The Silent Sports Car
In stark contrast to the stern and formal feel of Rolls-Royce, Bentley had a colourful and sporty image. But the 1930s and 1940s were dark years for Bentley. In 1938, the Glass’s guide failed to list prices for Bentleys because the cost of repairs far outweighed the value of its cars. After the Second World War, the Rolls-Royce and Bentley cars rolling off the production line were virtually identical.
Bentley R-Type Continental
The Mark VI was the first Crewe Bentley and the first to be delivered with a body, but the R-Type Continental was one of the most desirable cars of the 1950s. It resembled the Mark VI, but could hit 100mph in third gear before reaching a top speed of 120mph. At the time, it was the fastest four-seater car in the world. In 1955, Bentley launched the S1, which was essentially a Rolls-Royce Silver Cloud with a different grille and badging.
Silver Shadows and minor miracles
The trend continued throughout the 1960s and 1970s, with the T Series little more than a Rolls-Royce Silver Shadow with a different grille and badge, not to mention the first Bentley with a monocoque chassis and body. The image so carefully cultivated by W.O., Barnato and Birkin appeared to be lost, although the Bentley Drivers Club did its best to keep the legend alive. By the 1970s, Bentley accounted for just five percent of production at Crewe – it’s a minor miracle that the brand survived.
Vickers and a new era
In 1980, British defence company Vickers bought Rolls-Royce, signalling the start of a new chapter for Bentley. Against all the odds, Bentley rose again, with Rolls-Royce realising that the brand’s sporting heritage could be used to great effect. The turbocharged Mulsanne was the last roll of the dice and became a surprise hit of the 1982 Geneva Motor Show. Here was a car weighing 2,200kg that could hit 60mph in just seven seconds. With a top speed of 135mph, it was the fastest production Bentley in history.
Restoring the balance
The Bentley renaissance continued with the Eight of 1984, which featured a chrome wire-mesh grille to recall racing Bentleys of the past. This, along with the Turbo R, helped Bentley to achieve a 50/50 production share with Rolls-Royce, with Bentley going on to outsell its owner by two-to-one. The 1980s was a good decade for Bentley.
A new identity
The positive vibes continued into the 1990s, with the Continental R of 1991 the first Bentley that didn’t look like a Rolls-Royce since 1965. The rebodied Turbo R was powered by a 6.75-litre V8 good for 150mph and commanded a two-year waiting list. In 1993, the four-door Brooklands replaced the Eight and Mulsanne, with a host of new products arriving in the second half of the decade. The Pininfarina-designed Azure of 1995 was the most powerful four-seat convertible in the world.

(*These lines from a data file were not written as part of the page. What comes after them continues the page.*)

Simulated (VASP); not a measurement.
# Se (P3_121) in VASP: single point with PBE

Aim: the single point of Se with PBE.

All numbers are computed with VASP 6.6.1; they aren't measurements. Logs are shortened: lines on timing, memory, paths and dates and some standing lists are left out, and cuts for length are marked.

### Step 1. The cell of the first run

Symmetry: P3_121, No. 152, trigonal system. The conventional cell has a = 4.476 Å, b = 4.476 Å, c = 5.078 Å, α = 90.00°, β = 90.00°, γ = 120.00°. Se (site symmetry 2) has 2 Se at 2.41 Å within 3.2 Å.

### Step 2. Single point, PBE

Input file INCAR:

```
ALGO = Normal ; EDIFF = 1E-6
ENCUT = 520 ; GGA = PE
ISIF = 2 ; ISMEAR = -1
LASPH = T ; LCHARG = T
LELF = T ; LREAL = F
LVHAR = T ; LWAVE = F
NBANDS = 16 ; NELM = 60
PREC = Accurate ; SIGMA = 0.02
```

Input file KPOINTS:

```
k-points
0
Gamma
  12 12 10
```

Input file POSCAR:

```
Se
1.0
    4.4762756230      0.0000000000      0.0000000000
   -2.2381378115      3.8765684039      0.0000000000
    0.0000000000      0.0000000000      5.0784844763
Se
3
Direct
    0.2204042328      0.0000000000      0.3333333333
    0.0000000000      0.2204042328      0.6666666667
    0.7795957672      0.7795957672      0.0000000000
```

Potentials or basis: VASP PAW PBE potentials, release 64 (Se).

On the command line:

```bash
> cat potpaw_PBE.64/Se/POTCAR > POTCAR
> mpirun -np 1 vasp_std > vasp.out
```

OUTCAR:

Volkswagen and another new era
In 1998, Volkswagen believed it had purchased Rolls-Royce and Bentley from Vickers. But it transpired that Vickers did not own the rights to the Rolls-Royce name, which was subsequently bought by BMW. It meant that BMW acquired Rolls-Royce and moved production to Goodwood, with Bentley left as a consolation prize for Volkswagen. Not that VW was prepared to sulk, with the German giant immediately investing £1 billion to upgrade the Crewe factory.
Bentley State Limousine
The Bentley Arnage of 1998 was the first new car since 1980 but it shared much in common with the Rolls-Royce Silver Seraph. The Arnage was used as the basis for the Bentley State Limousine, commissioned through Mulliner to mark the Queen’s Golden Jubilee in 2002. The rear seat position was determined using a model of the same height as the Queen, while a panoramic glasshouse was created to provide greater visibility from the outside.
Bentley Continental GT
The Continental GT of 2003 was the first all-new Bentley since the Volkswagen takeover in 1998. It caused a huge stir when it was unveiled at the Paris Motor Show 2002, so much so that Bentley was inundated with orders ahead of its launch in March 2003. At its core was a 6.0-litre twin-turbocharged W12 engine, with enough power to propel a Premier League footballer to a top speed approaching 200mph.
Return to Le Mans
In 2003, Bentley made a successful return to Le Mans when Tom Kristensen, Guy Smith and Rinaldo Capello drove the EXP Speed 8 to victory in the famous race. Two laps behind was the sister car driven by Mark Blundell, David Brabham and Johnny Herbert. This one-two followed a third place in 2001 and fourth in 2002.
Bentley Brooklands inspired by Bentley Boys
New production models followed, with Bentley increasing the level of luxury while leveraging as much heritage as possible. The brand returned to the luxury coupe model with the Bentley Brooklands inspired by the Bentley Boys. Limited to just 550 cars, the Bentley Brooklands was powered by the most powerful V8 the company had ever produced – a twin-turbocharged 6.75-litre unit producing 530hp.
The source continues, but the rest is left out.